The Prospectors and Developers Association of Canada (PDAC) represents the interests of the Canadian mineral exploration and development industry. The association was established in 1932 in response to a proposed government regulation that threatened the livelihood of Ontario prospectors. The William (Bill) W. Dennis Prospector of the Year Award is presented to individuals or groups who have made a significant mineral discovery, offered noteworthy contributions to the PDAC, or have been involved in some important service or technological invention or innovation that helped improve the Canadian prospecting and exploration industry.
In 1961, while prospecting for a syndicate funded by Fred Jowsey of Denison Mine fame, Walter Baker discovered a 3,000 foot long gold bearing shear west of the Williams Claim that hosted a small gold resource formerly drilled by Teck Hughes.
He would go down in mining history as the old Kirkland Lake prospector who first suggested to Donald McKinnon that claims around the CPR whistle-stop of Hemlo might be worth looking into. Mr. McKinnon did look at those claims in northwestern Ontario and they are now the site of three of Canada’s major gold mines and many in the mining industry, might consider this prospector of wide repute as the “godfather” of the Hemlo mining camp.

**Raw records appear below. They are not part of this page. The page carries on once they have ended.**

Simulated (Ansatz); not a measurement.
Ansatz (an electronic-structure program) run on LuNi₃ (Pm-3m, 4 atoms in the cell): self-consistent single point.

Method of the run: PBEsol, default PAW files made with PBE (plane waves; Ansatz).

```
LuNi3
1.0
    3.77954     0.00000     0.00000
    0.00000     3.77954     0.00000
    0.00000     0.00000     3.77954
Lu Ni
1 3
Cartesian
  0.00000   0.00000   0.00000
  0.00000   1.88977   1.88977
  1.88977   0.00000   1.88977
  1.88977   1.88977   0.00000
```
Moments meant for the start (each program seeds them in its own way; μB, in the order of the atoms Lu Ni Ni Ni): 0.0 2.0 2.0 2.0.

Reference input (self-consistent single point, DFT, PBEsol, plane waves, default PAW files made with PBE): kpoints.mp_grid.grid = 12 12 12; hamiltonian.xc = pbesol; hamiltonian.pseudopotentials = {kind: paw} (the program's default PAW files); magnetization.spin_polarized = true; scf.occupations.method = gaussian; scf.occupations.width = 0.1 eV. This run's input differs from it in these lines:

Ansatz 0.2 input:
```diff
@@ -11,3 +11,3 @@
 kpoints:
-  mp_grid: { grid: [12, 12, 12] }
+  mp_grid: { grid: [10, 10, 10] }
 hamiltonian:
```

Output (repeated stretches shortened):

Born in 1904 on the east side of Lake Winnipeg in the small village of Manigotogan, Manitoba, Walter Baker began prospecting at the age of nineteen in the Rice Lake Greenstone Belt.
He joined the San Antonio Gold Mine exploration staff in his early twenty’s and prospected almost every summer for that company focusing on virtually all of the remote greenstone belts extending through northwestern Ontario and northeastern Manitoba up until 1950. That year, he accepted a prospecting position for Teck Hughes and for the next nine years worked for that company using Kirkland Lake as a base.